It's so interesting to see these wonderful people and how they each react to their current circumstance. It makes me think about what I'm going to be like, and what I'm going to have to go through. I'm so grateful for the body that I have now and I really have a desire to take care of it. Especially my feet. For some reason, age really affects the feet. I want good looking, pain-free feet when I'm old. I guess this just means more pedicures :)

Thursday, February 10, 2011

A Crazie Among Us

I am a typical Jenna. The Safley kind. And I firmly believe that those who don't know me well can get the idea that I'm crazy. This past week I've been carefully analyzing people's reactions to my wonderful rambling and amazing self. First off, Example #1: Last Sunday, for instance, was Fast and Testimony meeting. Bearing my testimony was not on my agenda that day. Or most people's, it seemed. Lots of lulls and silences in between each person who went up there. Finally, I could take the pauses no longer, and I stood up!... only to trip all over the people around me as I tried getting to the end of the row. Plus, a jacket reached out and wrapped itself around my feet and almost brought me down. So getting to the podium was an ordeal and the entire ward was there to witness my struggle. (note to self, don't sit in the front and in the middle on fast Sundays)
Once I made it to the top, I made my next mistake: I started speaking. I tried to relate my tale of struggle to getting to the podium, but that was met with rolling eyes and uncomfortable fidgeting. Okay, let's just testify. Unfortunately I don't have a very fluid, eloquent tongue and I end up rambling and throwing verbal upchuck out into the congregation. None of which seems to be met with understanding or even amusement. I walked back to my seat in embarrassment and I noticed that this time the jacket didn't attack me.
Example #2: Monday night we have FHE at the bishop's house! It took me a second to find, but I got there and I was in the right place :) I sat down and settled myself among people I'd met and was soon joined by my wonderful friends Maren and Missy. Comfortable, not too much out of my element, I was fine. Until the groups. Bishop counted up the room and put everyone into groups. He made one group too many and so some people had to break up and find new homes. That extra group happened to be mine, and I soon said farewell to the people that I actually knew and joined a group of people that I'd never met. Now that's generally not so bad, I enjoy meeting knew people. But this group wasn't the most talkative or sharing and I ended up giving a lot of input and suggestions and just talking a lot ( I tend to do that quite often). When time was up and we were supposed to tell the rest of the FHE people what we came up with, someone made a comment that was a bit hurtful about me. It wasn't that big of a deal, but they just implied that I took things over and talk too much. I was automatically spokesperson since I seem to like to do the talking.
So there I was, in the middle of the room, representing my entire group, when suddenly, out of nowhere, I realize that I'm in an awkward sort of position. Talking to the entire room when you're in the middle of it tends to make on spin left and right, trying to include everyone. I was on my knees so it was natural for me to just scoot myself backwards. I continued to talk about what our group came up with, but that was also interspersed with narration of my movements for the seeing impaired. I know the scene had to look a bit ridiculous, especially when I fell into the kid behind me. But people were definitely not impressed, and I could see the bored looks wondering if I was going to soon shut up. Add to the fact that I actually forgot what I was talking about and was truly senselessly rambling, it was truly the ravings of a mad woman. Now, I'm not getting full of myself here, but I thought I merited at least a smile of amusement, if not a chuckle. I thought that I was a little funny (not purposefully just insecurely so) and felt that others should see it. But my performance was for naught and I left my audience again in shame.
Now, even though every one thinks I'm crazy, this can be a very good thing: low expectations always lead to good surprises! As time goes on and people get to know me, my craziness can actually be thought of endearing and funny. I have hope that, while people my keep their distance now, soon they'll flock to be in my presence. I'm not being optimistic, just realistic.
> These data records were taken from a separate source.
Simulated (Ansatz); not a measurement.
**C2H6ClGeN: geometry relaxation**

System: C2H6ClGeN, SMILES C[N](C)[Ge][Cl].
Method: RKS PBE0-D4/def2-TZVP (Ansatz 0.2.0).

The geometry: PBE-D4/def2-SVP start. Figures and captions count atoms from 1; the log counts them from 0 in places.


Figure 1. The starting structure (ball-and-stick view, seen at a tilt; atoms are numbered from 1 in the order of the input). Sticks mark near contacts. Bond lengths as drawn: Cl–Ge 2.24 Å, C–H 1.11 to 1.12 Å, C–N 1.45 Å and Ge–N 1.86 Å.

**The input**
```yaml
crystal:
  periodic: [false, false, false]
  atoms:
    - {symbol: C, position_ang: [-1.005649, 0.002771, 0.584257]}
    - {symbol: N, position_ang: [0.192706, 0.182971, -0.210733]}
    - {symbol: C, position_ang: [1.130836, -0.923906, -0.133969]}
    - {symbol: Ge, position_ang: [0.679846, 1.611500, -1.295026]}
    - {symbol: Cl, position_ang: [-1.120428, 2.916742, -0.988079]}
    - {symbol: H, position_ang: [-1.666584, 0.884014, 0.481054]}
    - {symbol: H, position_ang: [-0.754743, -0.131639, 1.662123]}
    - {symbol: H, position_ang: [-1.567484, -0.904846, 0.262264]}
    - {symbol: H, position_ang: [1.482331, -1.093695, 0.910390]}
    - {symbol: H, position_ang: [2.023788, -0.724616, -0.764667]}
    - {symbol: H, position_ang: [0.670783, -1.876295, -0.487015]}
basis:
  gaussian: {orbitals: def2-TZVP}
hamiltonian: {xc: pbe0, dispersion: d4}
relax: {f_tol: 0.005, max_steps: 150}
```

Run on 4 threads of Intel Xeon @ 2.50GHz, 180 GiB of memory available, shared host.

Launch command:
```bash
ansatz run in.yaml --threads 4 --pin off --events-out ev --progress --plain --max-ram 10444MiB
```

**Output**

Thursday, February 3, 2011

Oreo's Are My Life Force

I always thought a mission was hard. Well, because it was. But now I find myself in an even tougher situation: a returned missionary. One that has moved to Idaho. And has no idea what she is doing.
Two weeks and two days ago I packed up my little car (her name is Audrey III) and drove to Idaho. Since then my life has been fraught with adventure, boredom, and emotional roller coasters.
My first week out here was spent outside, walking in cold and frigid air (that's a gross understatement about the temperature) applying to everything for a job. In return: I lost my voice. Every day I would walk up and down the main streets, going into warm business and then coming back out into the harsh cold. I had quite a long time to think. And most of it was "What am I doing here?" Really, what am I doing here? I have people who love me, friends that I play with, and an actual room back in Utah. Not to mention a warm house. Here, I am alone, living in a corner of a house that they keep at 60 degrees. Why?... no, really, why?
But each time this question comes up, I can satisfy it. I can't answer it because I still have no idea. But I can think back to when I knew I was supposed to be up here. And I can think back to my first real night here in Rexburg.

My first Wednesday night, my dear friend Erin Price invited me to institute and country dancing. Sweet, something to do! I wasn't planning on continuing to go to the institute class, just was going to hang out with Erin. Writings of Isaiah, a little too much for me. But then you could get a book for $12.50 when it's generally $20, so I couldn't pass that up and it seemed interesting. So I left institute with a new book and a promise that I'd be there the next week.
Yee-haw! We went to what I was really excited for, the country dance! It was fun, it was hard, and I have no sense of rhythm. I mostly sat and watched, not asking anyone. I was still a little shell-shocked about being in Idaho. But as I was sitting there watching people dance, I suddenly had this calm come about me and it felt like I belonged and was where I needed to be. I felt good about Idaho. Which was great for me to remember as I tramped around Rexburg looking for a job.
After my first week roller coaster, of "Why am I here?" and "I love Rexburg!" I had a second week of roller coasters! There were less dips but when I dipped, I really got low. Those times generally ended up in a hysterical message left on someones phone. Thankfully I was generally recovered by the time someone called me back.

Now, for the more interesting highlights of my life! The institute teacher has turned out to be my new bishop. When things get repeated in my life like that I feel that something is right. Like I am where I am supposed to be. My ward will take a minute to get used to, but I think I'll do just fine! I made some friends last Sunday and at FHE, and hope to make more.
Also, there are cute boys here! One of my biggest fears was leaving all the cute boys behind in Utah. One of which works with my cousin Katie. She's been telling him about me and I got the chance to meet him for about 5 minutes yesterday! He invited me to country dancing last night, which was perfect since Erin was sick and I wasn't going to go by myself. I was all ready, I looked cute, and I was super excited! ....but I couldn't find him. And apparently he couldn't find me. Um... so in truth, I don't think I remember what he looks like. And I'm pretty sure his name is Sam, but my second guess is Matt....
But last night was still so much fun. Again with repeats in my life: two people that I met at FHE were at the dance! I gotta hang with them and we became friends. Also, there were two guys who are friends with Erin that were there and it was cool because I got to know them better and be their friend, instead of a friend of a friend. All in all, even though I couldn't find the guy I was looking for, it was a great night!